There's a story about two parents who were very distressed about their son, who at the age of six still wasn't talking. Doctors couldn't find anything wrong with him, teachers couldn't get a word out of him, and his loving parents had just about given up. And then one day the boy looked up from his breakfast and said, "This porridge is cold."

You can imagine his parents' astonishment, and the celebrations. Afterwards, someone asked the boy, "But why haven't you spoken before?"

"Up till now," he said, "everything was more or less all right."

Your organisation may not be into advocacy at the moment, but sooner or later something's going to come up that needs fixing. When something's not all right, at whatever level, it's time to speak out.

Advocacy by not-for-profits shouldn't get knotted up in political contention. Boiled down to its essentials, advocacy is telling people how to do things better. Anybody who knows how the powers-that-be should do things better surely has some duty to tell them.

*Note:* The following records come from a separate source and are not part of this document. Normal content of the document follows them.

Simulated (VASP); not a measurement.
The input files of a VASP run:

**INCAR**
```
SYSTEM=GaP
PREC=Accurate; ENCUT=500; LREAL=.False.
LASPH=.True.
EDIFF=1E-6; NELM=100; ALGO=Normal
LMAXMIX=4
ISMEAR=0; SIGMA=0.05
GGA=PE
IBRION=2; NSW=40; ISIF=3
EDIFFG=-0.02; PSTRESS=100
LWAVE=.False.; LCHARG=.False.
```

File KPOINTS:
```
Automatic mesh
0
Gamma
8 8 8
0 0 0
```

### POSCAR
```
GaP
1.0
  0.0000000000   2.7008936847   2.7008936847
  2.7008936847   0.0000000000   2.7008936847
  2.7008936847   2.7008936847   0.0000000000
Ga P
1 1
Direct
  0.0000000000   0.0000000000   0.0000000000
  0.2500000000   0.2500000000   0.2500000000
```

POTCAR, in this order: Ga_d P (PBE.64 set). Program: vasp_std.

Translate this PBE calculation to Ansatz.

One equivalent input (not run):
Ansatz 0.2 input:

If anybody does know how to do things better, it's probably an Australian not-for-profit - one of half a million groups that are down at the grass roots, dependent on citizen enthusiasm, responsive to user feedback, free of financial conflicts of interest, and experienced in what's going wrong down at the pointy end.

Until recently, Australian law has been rather cautious about advocacy. Judges have some investment in the idea that current laws are unchallengeably correct - after all, they're in the business of sending people inside for a ten-year stretch for breaching those laws, as opposed to taking the broadminded view that there's a lot to be said for both sides - and it went against the grain to encourage people to cast doubt on those laws. As a result, the law used to be that advocacy wasn't an acceptable charitable purpose, meaning that NFPs could engage in advocacy only at the fringes, in an ancillary and incidental and unthreatening sort of way.

A few years ago, though, the High Court caught up with the 21st century, and in Aid/Watch Incorporated v Commissioner of Taxation (2010) it set out the reasons why vigorous public debate by NFPs was a good thing in itself and an essential part of the Australian system of government. The current law is that advocacy in the service of a charitable purpose is itself charitable, which is just as it should be.

Whether you should speak up, and when, and how much, obviously depends on a number of factors: how serious the problem is, how easy it is to fix, how much it'll distract you from the other things you're doing, what your chances of success are. What it shouldn't depend on, though, is any arbitrary percentage set by the government you're going to be criticising.

Advocacy isn't a subtraction from your main task, it's an attempt to get it done more quickly and more effectively. If you can see a shortcut to your goal that's currently blocked by a governmental barrier of some sort, why wouldn't you draw their attention to this and suggest that they do the right thing? Why wouldn't any reasonable government want more helpful suggestions from the people who know best?

It may be that your organisation is too caught up in your immediate work to give much attention to smoothing the path or enlisting new governmental partners. That's fine. It may be, on the other hand, that far and away the most useful thing you can do is to rub the government's nose in the mess it's making, over and over, till it comes to its senses. Sometimes it's one, sometimes the other, and the best people to make that choice are on your board, not in the cabinet.